Here, the notice provisions and the document-forwarding provision are located under a section entitled “Duties In The Event Of Occurrence, Offense, Claim, or Suit, ” and state that the insured “must” or “must see to it” that the notices are given. This expresses a clear intention that the provisions are a condition precedent to coverage. The Policies also provide that no person has a right to sue Nautilus “unless all of [the Policies'] terms have been fully complied with.” This further expresses the intention that the provisions are a condition precedent to coverage. Accordingly, if IMC or Nwachukwu failed to comply with the notice provisions or the document-forwarding provision, they are not entitled to coverage and Nautilus is entitled to a declaratory judgment here. Brit UW Ltd. v. Hallister Prop. Dev., LLC, 6 F.Supp.3d 1321, 1329 (N.D.Ga. 2014) (“Failure to comply with such a notice provision bars coverage under Georgia law.”).

ECF 42-1, ¶ 7.

Id.

B. IMC and Nwachukwu Failed to Provide the Required Notices

“The issue of whether notice is timely and meets the policy provisions is usually a question of fact for the jury. Unexcused significant delay, however, may be unreasonable as a matter of law.” Silva v. Liberty Mut. Fire Ins. Co., 344 Ga.App. 81, 84 (2017) (punctuation omitted). As noted, the Policies have different notice provisions depending on the event that triggers them. Nautilus argues, and the Court agrees, that IMC and Nwachukwu failed to comply with three notice provisions as a matter of law.

Mitchell has neither argued nor presented any facts supporting an argument that Nautilus waived compliance with the notice provisions, and so the Court need not address whether a question of fact exists as to waiver.

1. Notice of Occurrence that “May” Result in a Claim

Under the first notice provision, IMC and Nwachukwu were required to “see to it” that Nautilus was notified “as soon as practicable of an ‘occurrence' or an offense which may result in a claim.” Provisions requiring notice to be given “as soon as practicable” have been interpreted by courts applying Georgia law “as requiring ‘immediate' notice based on the reasonable diligence of the insured under the circumstances.” Allstate Ins. Co. v. Airport Mini Mall, LLC, 265 F.Supp.3d 1356, 1377 (N.D.Ga. 2017) (collecting cases). Further, “Georgia courts have consistently held that the insured's duty to give notice ‘as soon as practicable of an occurrence or an offense which may result in a claim,' is triggered when the potential for liability related to an occurrence or offense is objectively known to the insured.” Id. (emphasis in original).

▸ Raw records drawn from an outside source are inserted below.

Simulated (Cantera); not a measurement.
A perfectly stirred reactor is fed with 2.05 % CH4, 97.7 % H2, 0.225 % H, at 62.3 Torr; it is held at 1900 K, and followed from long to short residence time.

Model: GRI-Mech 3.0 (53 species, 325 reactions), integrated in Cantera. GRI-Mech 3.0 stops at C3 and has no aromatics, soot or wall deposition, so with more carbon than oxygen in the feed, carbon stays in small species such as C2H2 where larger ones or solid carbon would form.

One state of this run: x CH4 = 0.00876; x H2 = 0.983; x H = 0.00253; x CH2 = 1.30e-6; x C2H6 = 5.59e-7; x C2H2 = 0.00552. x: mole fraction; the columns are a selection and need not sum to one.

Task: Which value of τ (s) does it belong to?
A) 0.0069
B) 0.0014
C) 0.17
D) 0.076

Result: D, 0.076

ECF 42-1, ¶ 7 (emphasis added).

Nwachukwu, in his capacity as owner and officer of IMC, first became aware that Mitchell might file a lawsuit against IMC in late April or early May 2018. He received a demand letter on May 2, 2018. By early June 2018, Nwachukwu believed that Mitchell would file a lawsuit, and, in mid-June 2018, Mitchell notified Nwachukwu that she had retained an attorney. On August 27, 2018, Mitchell notified Nwachukwu that she planned to “start the litigation process.” Based on this record, the Court finds that Nwachukwu should have known about the potential for liability at least by May 2, 2018, when Mitchell sent him the first demand letter.

Id. ¶¶ 19-20.

Id. ¶ 22.

Id. ¶ 25.

Id. ¶ 26.

Id. ¶ 27.

Nautilus claims that it first received notice of the Mitchell Suit on December 2, 2019, over a year-and-a-half after Mitchell sent her first demand. Mitchell disputes this, claiming that Nwachukwu told his insurance agent, who was also a friend, about the lawsuit after he was served on February 25, 2019. Mitchell cites a purported transcript and audio recording of a conversation between her attorney and Nwachukwu, during which Nwachukwu states that he told his agent about the lawsuit after he was served. Mitchell's attorney initiated the conversation after Nwachukwu's deposition, during which he stated, under oath, that he did not tell his agent about the suit. Nautilus objects to the Court's consideration of the transcript and audio recording.

Id. ¶ 43.

ECF 47, 3-5.

ECF 47-1; ECF 55.

ECF 43, at 99:8-100:19.

ECF 51; ECF 57.

Regardless of whether the Court can consider the transcript, and assuming that Nwachukwu giving notice to his agent is the same as giving notice to Nautilus, the delay would still be unreasonable as a matter of law. By the time Nwachukwu was served in late-February 2019, it had been nearly ten months since Mitchell sent her first demand. Where no valid excuse exists for the delay, “[c]ourts applying Georgia law have held that delays of four months to one year preclude recovery as a matter of law.” Ill. Union Ins. Co. v. NRI Const. Inc., 846 F.Supp.2d 1366, 1371 (N.D.Ga. 2012) (collecting cases).

ECF 42-1, ¶ 27.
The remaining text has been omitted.